Question

For real numbers $x$ and $y$, we write $xRy\iff x-y+\sqrt{2}$ is an irrational number. Then the relation $R$ is

• A. Reflexive
• B. Symmetric
• C. Transitive
• D. None of these

Answer 1

The correct option is A Reflexive

Given $x$ and $y$ are real numbers. Relation is $x-y+\sqrt{2}$ is irrational.

A relation $R$ in $A$ is said to be reflexive, if $(x,x)\in R$ for every $x\in A$.

Putting $y=x$ , $x-x+\sqrt{2}=\sqrt{2}$ which is irrational. Hence the relation is reflexive.

A relation $R$ in $A$ is said to be symmetric, if $(x,y)\in R⟹(y,x)\in R$ for $x,y\in A$.

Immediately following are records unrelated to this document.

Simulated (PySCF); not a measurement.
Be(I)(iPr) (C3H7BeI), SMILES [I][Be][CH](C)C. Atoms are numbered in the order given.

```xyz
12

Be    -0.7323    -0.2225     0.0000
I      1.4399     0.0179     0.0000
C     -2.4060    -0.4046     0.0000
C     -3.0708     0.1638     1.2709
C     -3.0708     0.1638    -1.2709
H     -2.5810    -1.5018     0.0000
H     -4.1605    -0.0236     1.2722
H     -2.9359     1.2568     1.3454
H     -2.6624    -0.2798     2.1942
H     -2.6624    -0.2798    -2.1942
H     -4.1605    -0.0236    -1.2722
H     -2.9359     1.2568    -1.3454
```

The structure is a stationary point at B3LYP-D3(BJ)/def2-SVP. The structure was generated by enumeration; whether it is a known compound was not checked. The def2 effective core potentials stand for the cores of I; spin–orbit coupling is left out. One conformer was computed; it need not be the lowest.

Let $x=\sqrt{2}$ and $y=1$. Then $x-y+\sqrt{2}=\sqrt{2}-1+\sqrt{2}=2\sqrt{2}-1$. This is an irrational number.

Now put $x=1$ and $y=\sqrt{2}$, then $x-y+\sqrt{2}=1-\sqrt{2}+\sqrt{2}=1$ This is rational number.

Hence relation is not symmetric.

A relation $R$ in $A$ is said to be transitive, if $(x,y)\in R$ and $(y,z)\in R⟹(x,z)\in R$ for all $x,y,z\in A$.

Let $x=1,y=2\sqrt{2},z=\sqrt{2}$.

$x-y+\sqrt{2}=1-2\sqrt{2}+\sqrt{2}=1-\sqrt{2}$ is irrational.

$y-z+\sqrt{2}=2\sqrt{2}-\sqrt{2}+\sqrt{2}=2\sqrt{2}$ is irrational.

$x-z+\sqrt{2}=1-\sqrt{2}+\sqrt{2}=1$ rational.

Hence relation is not transitive.